Like many of you, I have a caffeine addiction.  Don’t deny it.  Are you an insufferable beast if you go a day without coffee? Can you not function until your first latte?  Do you crash in the afternoon or feel uneasy if you haven’t had any caffeine?  If you answered yes to any of those questions, congratulations, you too have a caffeine addiction!

I often need to start the day with coffee just to zap me out of “GOD DAMN IT, IT’S BEFORE NOON, GO BACK TO BED” mode, but my true addiction is tea.  I can go days without coffee and be OK, despite mornings sucking  (We Ball Harder does not endorse mornings).  But give me a couple days without tea, and usually by the second or third day, around 4 or 5 in the afternoon, I’ll just stop and have a profoundly out-of-place, something-is-wrong feeling.  This has happened enough (by accident of course) that I know tea will remedy it immediately.  Comparable to the greatest endorphin rush or moment of ecstasy, a sip of tea after a few days off is a reward for enduring the punishment of being without it, which was probably your own fault because you were too busy to make some tea.  I suggest readjusting your priorities.

That being said, at We Ball Harder, as with everything, I must be specific about tea.  It can be black (my preference), oolong (interesting), green (also very nice), or white (subtle and refined yet lacking real zing), but if it’s made improperly you might as well just settle for Red Bull, Monster, Amp, Crunk Juice, or NOS.  At which point all your dignity and sense of class will be gone, so be sure to make your tea properly.

Proper tea is made from LOOSE TEA, not bags.*  Got some Lipton or Bigelow at home? Throw that shit out.   Brands, etc, will be recommended in a later post.  You also need BOILING WATER, preferably from a kettle.  Hot water from your tap or water cooler will not work.  Here is how a kettle works: You put water in it, you put it on the stove (or switch it on if electric), and when it boils (for black tea: identifiable either by whistling or lots of rumbling noise and steam emissions, or both), you pour it over your tea.  What your tea is contained in is less important.  Obviously a teapot is pretty sweet, but if you’re feeling cheeky and don’t mind the occasional tea leaf in your teeth, you can brew directly in your mug, or in a strainer fitted in your mug.  For black tea, water must be poured over the tea while STILL BOILING.  For greens, whites, etc, wait a minute or two after the kettle is taken off the heat/switched off, as the water should not be boiling.  I like my tea strong and put about a tablespoon per mug or two tablespoons per teapot, and if brewing Western-style tea, let it go for about 5 minutes.  Give it a stir, and there you have it: tea.  Some black teas can be drunk plain, others are rather strong and astringent even when brewed properly and are best complemented with milk.  Note, milk, NOT CREAM.  Cream ruins tea and once again you may as well go back for a foul, rancid, “energy drink.”  Milky tea is probably nicest in the morning (in which case coffee can sod off), though it’s excellent in the afternoon too.

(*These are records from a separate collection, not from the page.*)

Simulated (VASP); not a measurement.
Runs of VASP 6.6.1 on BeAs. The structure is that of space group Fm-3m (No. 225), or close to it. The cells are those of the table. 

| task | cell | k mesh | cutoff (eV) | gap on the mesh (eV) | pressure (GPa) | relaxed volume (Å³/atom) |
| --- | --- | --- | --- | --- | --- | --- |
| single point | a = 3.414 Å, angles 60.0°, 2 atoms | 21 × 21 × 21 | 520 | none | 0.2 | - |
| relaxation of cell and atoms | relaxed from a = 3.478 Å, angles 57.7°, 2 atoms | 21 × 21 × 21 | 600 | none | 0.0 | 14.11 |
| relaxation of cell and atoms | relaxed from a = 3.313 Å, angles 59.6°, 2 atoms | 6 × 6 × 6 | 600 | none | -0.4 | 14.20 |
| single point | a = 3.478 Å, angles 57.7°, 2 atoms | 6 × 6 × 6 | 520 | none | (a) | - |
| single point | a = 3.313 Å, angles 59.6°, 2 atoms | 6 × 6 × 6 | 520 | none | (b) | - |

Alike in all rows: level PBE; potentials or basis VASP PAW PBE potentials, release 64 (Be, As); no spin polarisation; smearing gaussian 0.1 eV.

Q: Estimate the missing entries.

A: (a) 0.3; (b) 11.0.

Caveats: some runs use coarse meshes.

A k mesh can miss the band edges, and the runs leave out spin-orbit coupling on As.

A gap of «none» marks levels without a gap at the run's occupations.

Many more tea posts are forthcoming, concerning more specific types and their virtues.

For now, consider George Orwell’s masterful treatise on the subject, “A Nice Cup of Tea.”

Happy brewing,

C

*Note, certain brands of tea bags are acceptable.  For strong black tea with milk, I am rather partial to Ahmad English Tea No. 1.  Numi also do an excellent range of bagged teas, unquestionably the best I’ve had.